I have a cox regression with two predictors:

Predictor A: HR = 2.00, Z = 15.24, range is 0-1 (continuous)

Predictor B: HR = 0.97, Z = -6.68, range is 1-17,

Based on this information, can I say that the first variable has a stronger effect on the outcome? If not, how can I determine which predictor carries a stronger effect? Essentially, I'm looking for something like Beta in OLS.



3 Answers 3


To move away from assumptions about ranges and units, I suggest using relative log-likelihood ratio $\chi^2$ explained or relative explained variation as detailed here. These measure relative predictor importance on a 0-1 scale. See also this and partial $R^2$ measures.

  • $\begingroup$ Thank you Professor Harrell. If I understand correctly, what I need to do is to construct two reduced models, one without predictor A and one without predictor B, and then divide each model's Wald with the full model's Wald. The predictor with a bigger "loss" (i.e., difference between the reduced and full Walds) is more important in explaining the outcome. Am I correct? $\endgroup$
    – Eran
    Commented Jun 25 at 5:46
  • $\begingroup$ Correct, except use likelihood ratio $\chi^2$ instead of Wald. $\endgroup$ Commented Jun 25 at 12:00

I don't know of any equivalent of $\beta$ for Cox regression.

The results you have shown do not allow you to say one is stronger than the other, because the HR is per unit of the independent variable and the second has much bigger range.

One thing you could do is divide the second measure by 17, so the ranges are equal, and then redo the analysis. This at least gives you comparable measures.

  • 2
    $\begingroup$ Our answers crossed ! (+1) $\endgroup$ Commented Jun 24 at 11:34

I was about the post essentially the same answer as Peter. I will go into a bit more detail.

It may be worth noting that the associated p-values are very small (around 1e-16 and 2e-11 respectively), meaning that if there were actually no association between the predictors and the outcome then the probability of observing these, or more extreme, test statistics, is vanishingly small.

can I say that the first variable has a stronger effect on the outcome?

While it is tempting to notice that the coefficient estimates are different. for A, where HR = 2.00 implies that a one-unit increase in Predictor A is associated with a doubling of the hazard rate, and for B, HR = 0.97 implies that a one-unit increase in Predictor B is associated with a decrease in the hazard rate by 3%. The temptation is therefore to conclude that A has the stronger effect.

However that would be wrong because the variables are on very different scales: [0,1] for A and [1,17] for B

If the variables were standardised, so that they are on the same scale, the comparison above would make sense.

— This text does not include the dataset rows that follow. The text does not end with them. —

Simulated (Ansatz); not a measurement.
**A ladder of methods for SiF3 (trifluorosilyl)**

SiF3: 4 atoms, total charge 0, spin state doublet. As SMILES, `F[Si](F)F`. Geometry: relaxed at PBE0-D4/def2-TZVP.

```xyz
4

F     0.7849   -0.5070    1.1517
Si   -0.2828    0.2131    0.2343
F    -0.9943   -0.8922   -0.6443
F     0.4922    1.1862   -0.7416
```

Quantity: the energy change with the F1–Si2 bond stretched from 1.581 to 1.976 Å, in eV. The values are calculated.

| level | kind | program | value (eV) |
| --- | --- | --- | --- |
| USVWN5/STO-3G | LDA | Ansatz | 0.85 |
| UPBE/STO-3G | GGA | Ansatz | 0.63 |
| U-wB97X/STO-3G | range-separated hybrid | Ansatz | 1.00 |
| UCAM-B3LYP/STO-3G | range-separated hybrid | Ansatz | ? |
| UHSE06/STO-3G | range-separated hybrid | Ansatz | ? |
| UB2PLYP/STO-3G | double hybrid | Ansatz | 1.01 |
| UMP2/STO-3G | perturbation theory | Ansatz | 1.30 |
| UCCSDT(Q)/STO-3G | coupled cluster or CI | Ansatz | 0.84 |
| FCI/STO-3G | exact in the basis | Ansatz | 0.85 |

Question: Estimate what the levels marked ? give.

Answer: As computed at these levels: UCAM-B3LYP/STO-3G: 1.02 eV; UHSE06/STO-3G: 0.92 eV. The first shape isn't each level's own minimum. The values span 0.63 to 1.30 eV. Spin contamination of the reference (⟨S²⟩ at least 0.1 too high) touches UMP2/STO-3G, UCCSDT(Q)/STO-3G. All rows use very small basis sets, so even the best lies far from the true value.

When the scales are markedly different, as they are here, the comparison obviously doesn't make sense. Without access to the data, and to run the analysis with standardised variables, one thing we can do is to look at the full range of each predictor and examine the association of each predictor with the outcome over it's entire range. This is basically the same suggestion that Peter made. For A, it's range is 0 to 1 so over this range we have the same association - the hazard rate doubles. For B on the other hand, over it's entire range of $17-1=16$ units, the hazard rate changes by $0.97^{16} \approx 0.61$.

So we are comparing a doubling of the hazard rate for A (100% change), and a reduction of 61% for B. Hence A has the stronger "effect", since $100 > 61$, when considering the association between a change of the entire range of each variable.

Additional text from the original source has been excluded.